Another contested provision of the Act on the Right of Assembly was Article 5, under which the organisers of a meeting could only be Hungarian citizens or those who have a residence or a settlement permit in Hungary. The petitioners found it unjustifiable that the act prohibits foreigners without a residence or settlement permit to organise an assembly in Hungary.
The Court however, did not find the provision in question unconstitutional. It considered that the reason for this differentiation is that the organiser of an assembly should be a person who is aware of the Hungarian legal regulations and customs concerning staging a peaceful demonstration, and someone who can be liable for the damages caused during the meeting.
Last but not least, the petitioners found it unjustifiable that the Act requires participants to report a planned meeting, because this way the statute excludes the possibility of spontaneous meetings. The Court was of opinion that the Act only requires the reporting of planned meetings outdoors, in a public place. The reason for this is that exercising the right of peaceful assembly is connected with another fundamental right, the right to freedom of movement (Article 58 of the Constitution). The most frequent places to exercise the right to freedom of movement are on the streets, in squares etc. Reporting among others the date and place of the planned meeting to the police is necessary in order that the authorities are aware of the fact that someone plans to organise an assembly outdoors in a public place.
Concerning the argument of the petitioners that the prohibition of an unreported assembly is a disproportionate limitation of the right to assembly, the Court emphasised that failing to report a planned gathering could constitute negligence, but could also be the first step towards misusing the right of assembly. Without reporting a planned gathering, the authorities cannot consider whether the planned assembly will unduly disrupt traffic or will severely endanger the operation of the courts or of parliament. If an assembly can be arranged at another time and at another place than was reported, the reporting would be useless. In addition, the Court stressed that from the fact that the police have the power to dissolve an assembly in the case of an unreported event, it does not follow that the police should always use this power.

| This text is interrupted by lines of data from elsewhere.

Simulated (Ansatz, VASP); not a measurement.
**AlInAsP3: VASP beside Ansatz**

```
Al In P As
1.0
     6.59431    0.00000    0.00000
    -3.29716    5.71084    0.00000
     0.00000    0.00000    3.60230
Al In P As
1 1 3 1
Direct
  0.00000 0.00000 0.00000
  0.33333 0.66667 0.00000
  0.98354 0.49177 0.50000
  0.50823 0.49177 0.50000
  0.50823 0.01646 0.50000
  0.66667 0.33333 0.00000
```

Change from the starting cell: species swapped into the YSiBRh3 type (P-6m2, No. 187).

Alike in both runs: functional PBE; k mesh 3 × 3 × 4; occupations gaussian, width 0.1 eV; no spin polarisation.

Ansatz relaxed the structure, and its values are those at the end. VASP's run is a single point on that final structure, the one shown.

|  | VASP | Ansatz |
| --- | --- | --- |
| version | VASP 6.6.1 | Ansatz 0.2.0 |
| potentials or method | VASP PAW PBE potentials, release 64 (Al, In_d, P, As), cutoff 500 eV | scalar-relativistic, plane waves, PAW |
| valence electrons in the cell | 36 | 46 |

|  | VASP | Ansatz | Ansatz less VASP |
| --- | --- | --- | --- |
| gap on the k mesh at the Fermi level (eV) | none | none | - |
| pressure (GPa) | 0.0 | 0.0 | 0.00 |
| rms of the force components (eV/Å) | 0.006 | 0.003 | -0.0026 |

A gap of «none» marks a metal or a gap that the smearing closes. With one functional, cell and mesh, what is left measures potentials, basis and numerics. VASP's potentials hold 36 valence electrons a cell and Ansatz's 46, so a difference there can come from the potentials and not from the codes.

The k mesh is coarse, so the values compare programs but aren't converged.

One of the Justices, with whom three Justices agreed, gave their dissenting opinion. According to the Judges, the right of peaceful assembly is a human right and not only a right of citizens. Therefore Article 5 of the act, which stated that only Hungarian citizens and those with a residence or settlement permit can organise an assembly in Hungary, violates the basic right of assembly. The separate opinion emphasises that the notion of "gathering" used by the Act is too vague, and therefore it makes it possible for the police to use force without sufficient reason.
Justice Kukorelli in the separate opinion stressed that in general there is no conflict between the right of assembly and the right to freedom of movement. The latter does not mean that the participants of a public meeting have the right to use a specific route. The right of assembly is sometimes in conflict with the interest of the undisrupted traffic.
Justice Kukorelli denied that the subsequent legal remedy is a sufficient guarantee against the possibility of police power being used arbitrarily. When considering whether to disperse an assembly, the police should take into account whether the meeting violates the rights and freedoms of others, or whether it constitutes a clear and present danger of violating such rights. The police should not use force without trying to convince the participants to break up the gathering. This is important since the right of assembly is one of the most important human rights of self-expression.